Re: Unclear semantics of "sendfile"

"Markus Mottl" <markus.mottl@xxxxxxxxx> · Fri, 22 Sep 2006 22:12:45 -0400

On 9/22/06, Stephen Hemminger <shemminger@xxxxxxxx> wrote:
sendfile() as far as I know should behave the same as send().

Not quite: if I am not mistaken, "send" will always return if the send
buffer is full unless it was already so at the start of the system
call.  It depends on the blocking mode then whether it will return.
But "sendfile" may send all data with one call only, unless the socket
is non-blocking, or unless there is a timeout.  I'm not sure though
whether the latter is always true: e.g things might work differently
with network cards that don't support scatter/gather.

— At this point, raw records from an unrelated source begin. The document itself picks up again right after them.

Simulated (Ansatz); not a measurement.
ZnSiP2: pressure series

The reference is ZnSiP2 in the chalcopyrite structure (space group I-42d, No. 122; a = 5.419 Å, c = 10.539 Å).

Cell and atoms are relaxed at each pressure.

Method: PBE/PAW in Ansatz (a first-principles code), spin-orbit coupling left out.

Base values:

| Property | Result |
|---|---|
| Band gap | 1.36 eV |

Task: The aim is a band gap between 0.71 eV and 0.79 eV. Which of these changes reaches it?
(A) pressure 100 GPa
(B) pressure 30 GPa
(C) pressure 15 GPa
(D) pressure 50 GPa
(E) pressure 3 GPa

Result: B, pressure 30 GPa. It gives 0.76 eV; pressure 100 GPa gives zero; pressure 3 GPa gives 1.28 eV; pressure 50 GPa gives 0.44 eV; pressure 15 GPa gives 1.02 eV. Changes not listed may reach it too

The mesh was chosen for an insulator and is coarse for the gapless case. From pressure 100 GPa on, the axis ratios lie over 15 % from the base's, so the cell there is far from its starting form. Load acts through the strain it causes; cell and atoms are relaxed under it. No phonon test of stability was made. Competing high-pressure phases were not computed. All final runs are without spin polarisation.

Furthermore, "send" allows passing some flags that modulate its
behaviour, which I cannot do with "sendfile".  E.g. instead of passing
the flag "MSG_DONTWAIT" to "send", I may need to perform a second
system call "fcntl" before "sendfile" to set the socket to
non-blocking mode (and eventually a third one afterwards to set it
back to blocking mode).

Partial send is not an error, it could be caused by premature
close from the other end as well. Therefore, the application should
not expect errno to be set. The application needs to do another
write/send/sendfile to force continuation and error detection.

That's true, but to my knowledge, it is completely impossible to
determine a socket timeout immediately this way.  This means that
there is no way to guarantee that it won't take at least twice as long
to timeout as configured by the SO_SNDTIMEO socket option.  In fact,
if not done correctly, it might even take three times as long!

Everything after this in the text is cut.